The colour profiles of VCM, VCM oleosome, and coconut oil extracted from the oleosomes were analyzed, followed by the colour recordings of oleosome-based and control mayonnaise in CIE format (L* a* b*) (Fig. 6). VCM exhibited a high lightness value (L* = 90 ± 0) with a slight red hue (a* = 1 ± 0) and a pronounced yellow hue (b* = 15.32 ± 0.01). This light-coloured appearance with a noticeable yellow hue is likely due to natural pigments such as carotenoids or other phenolic compounds retained during the processing of VCM.⁶⁵ VCM oleosomes have almost similar lightness (L* = 89.68 ± 0.02) of VCM, however with a shift towards green (a* = −0.46. ± 0) and a reduced yellow hue (b* = 4.56 ± 0.01). Compared to the VCM, the yellow hue in the oleosomes could be attributed to the extraction process, which isolates lipid-rich oleosomes and potentially reduces the concentration of pigments and other coloured compounds originally present in the VCM.

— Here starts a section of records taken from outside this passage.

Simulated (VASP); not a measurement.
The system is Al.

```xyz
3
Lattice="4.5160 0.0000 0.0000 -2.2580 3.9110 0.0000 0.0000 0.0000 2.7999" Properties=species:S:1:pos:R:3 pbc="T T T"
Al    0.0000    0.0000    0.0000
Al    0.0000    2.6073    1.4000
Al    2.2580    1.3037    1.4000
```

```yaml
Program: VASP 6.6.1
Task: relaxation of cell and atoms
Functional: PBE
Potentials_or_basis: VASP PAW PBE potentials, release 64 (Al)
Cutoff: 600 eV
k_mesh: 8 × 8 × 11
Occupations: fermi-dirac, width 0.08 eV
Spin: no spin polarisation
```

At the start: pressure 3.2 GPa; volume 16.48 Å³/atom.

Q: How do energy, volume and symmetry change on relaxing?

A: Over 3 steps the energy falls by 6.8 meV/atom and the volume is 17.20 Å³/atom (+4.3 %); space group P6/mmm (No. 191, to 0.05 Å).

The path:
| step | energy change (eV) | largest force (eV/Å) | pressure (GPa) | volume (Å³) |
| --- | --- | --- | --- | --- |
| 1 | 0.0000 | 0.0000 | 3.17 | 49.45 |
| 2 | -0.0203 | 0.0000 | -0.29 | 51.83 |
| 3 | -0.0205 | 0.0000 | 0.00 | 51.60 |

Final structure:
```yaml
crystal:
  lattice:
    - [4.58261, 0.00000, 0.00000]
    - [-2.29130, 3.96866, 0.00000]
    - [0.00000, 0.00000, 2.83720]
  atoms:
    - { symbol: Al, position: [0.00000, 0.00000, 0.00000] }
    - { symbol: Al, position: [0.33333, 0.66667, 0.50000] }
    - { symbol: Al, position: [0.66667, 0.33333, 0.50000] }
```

Fig. 6 (a) CIELAB colour parameters of VCM, oleosome-based mayonnaise, control mayonnaise and oleosomes. L*, a* and b* values are represented in light grey, green and yellow bars respectively. Macro images of (b) control mayonnaise and (c) oleosome-based mayonnaise.

Coconut oil, extracted from these oleosomes, exhibited significantly reduced lightness (L* = 1.56 ± 0.02) and nearly neutral colours on both the red-green (a* = −0.01 ± 0.03) and yellow-blue (b* = −0.37 ± 0.02) axes. These values are consistent with previously reported studies.⁶⁶ The near absence of any significant hue in the oil suggests it is largely devoid of pigments.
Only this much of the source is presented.